CHICAGO – A U.S. Supreme Court decision that let an Arizona pastor put up signs directing people to church services has frustrated cities' attempts to control swelling numbers of panhandlers.

Lower courts across the nation have used the case as the basis for broader First Amendment protections, overturning anti-begging ordinances on the grounds that the government generally can't outlaw speech on particular subjects. The protection for panhandling comes as cities grapple with the effects of homelessness and the postrecession challenge of promoting development and tourism in struggling downtowns.

Bans in Worcester and Lowell, Mass., have been overturned, as have others in Portland, Maine, and Grand Junction, Colo. Similar ordinances are being challenged in New Hampshire, Oklahoma and other states and municipalities including Providence, R.I., and — just last week — Crystal Lake, Ill., elected not to enforce its laws.

"What we're seeing over and over again is overreaching," said Ken Paulson, president and chief executive officer of the First Amendment Center at Vanderbilt University in Nashville. "You cannot declare a downtown zone a no-free speech zone. You cannot ban free speech, and so-called panhandling is free speech."

Springfield, Ill., the hometown of President Abraham Lincoln and the site where then-U. S. Sen. Barack Obama declared his presidential candidacy in 2007, saw its ban tossed out by a federal judge just weeks after the high court's ruling. The ordinance prohibited verbal requests for a financial donation. The Supreme Court turned away an appeal in February to reinstate the ban in the city's historic district. "We won the thing, and they just don't like it," said Don Norton, a plaintiff who's been begging in Springfield for eight years.

But some merchants say aggressive panhandlers discourage visitors and hurt business. "I don't call it panhandling. I call it harassment. It's a public safety issue," said Garret Moffatt, who leads daily tours of the area dressed as Ward Hill Lamon, Lincoln's friend and personal bodyguard

The Supreme Court decision invalidated a Gilbert, Ariz., law that had put strict time limits on signs providing directions. The ordinance hindered a small church seeking to direct people to its Sunday services.
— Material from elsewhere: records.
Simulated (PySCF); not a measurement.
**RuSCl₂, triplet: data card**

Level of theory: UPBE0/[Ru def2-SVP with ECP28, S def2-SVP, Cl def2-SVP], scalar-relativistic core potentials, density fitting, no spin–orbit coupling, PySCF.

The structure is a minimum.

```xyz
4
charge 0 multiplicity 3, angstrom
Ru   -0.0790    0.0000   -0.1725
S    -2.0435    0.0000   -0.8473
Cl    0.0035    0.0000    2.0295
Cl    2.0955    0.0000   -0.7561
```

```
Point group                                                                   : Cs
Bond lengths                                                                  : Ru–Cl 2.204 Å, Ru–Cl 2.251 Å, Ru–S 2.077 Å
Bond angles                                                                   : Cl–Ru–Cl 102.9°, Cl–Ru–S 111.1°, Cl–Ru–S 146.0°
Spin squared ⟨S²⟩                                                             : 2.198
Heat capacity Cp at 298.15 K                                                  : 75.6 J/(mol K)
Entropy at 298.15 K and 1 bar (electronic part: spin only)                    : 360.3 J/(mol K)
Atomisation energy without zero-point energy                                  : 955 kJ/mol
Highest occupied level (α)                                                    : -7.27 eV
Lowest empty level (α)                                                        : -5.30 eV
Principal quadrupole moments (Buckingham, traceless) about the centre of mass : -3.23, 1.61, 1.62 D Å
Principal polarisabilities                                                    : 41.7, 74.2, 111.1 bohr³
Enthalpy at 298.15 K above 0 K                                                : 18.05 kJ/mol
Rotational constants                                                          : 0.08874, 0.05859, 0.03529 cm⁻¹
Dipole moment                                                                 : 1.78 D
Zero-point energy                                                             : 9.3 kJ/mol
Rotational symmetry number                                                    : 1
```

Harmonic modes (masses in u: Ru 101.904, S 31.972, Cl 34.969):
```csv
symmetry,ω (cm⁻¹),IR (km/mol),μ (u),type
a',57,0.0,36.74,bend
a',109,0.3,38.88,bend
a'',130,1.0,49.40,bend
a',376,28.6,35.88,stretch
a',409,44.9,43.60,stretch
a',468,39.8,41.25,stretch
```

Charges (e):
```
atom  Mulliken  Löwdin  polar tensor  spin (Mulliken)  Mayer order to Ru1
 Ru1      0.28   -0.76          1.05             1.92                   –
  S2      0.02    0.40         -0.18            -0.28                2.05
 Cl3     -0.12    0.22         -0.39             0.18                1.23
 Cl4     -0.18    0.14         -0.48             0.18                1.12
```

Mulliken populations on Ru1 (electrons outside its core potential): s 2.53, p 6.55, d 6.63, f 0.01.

Writing for the court, Justice Clarence Thomas said the law was "content-based" because it treated directional signs differently from other displays, such as those for political candidates. Under previous Supreme Court rulings, content-based restrictions are valid only if they are narrowly tailored to serve a compelling state interest.

Lower courts have taken Thomas' reasoning to mean that anti-panhandling ordinances are content-based as well.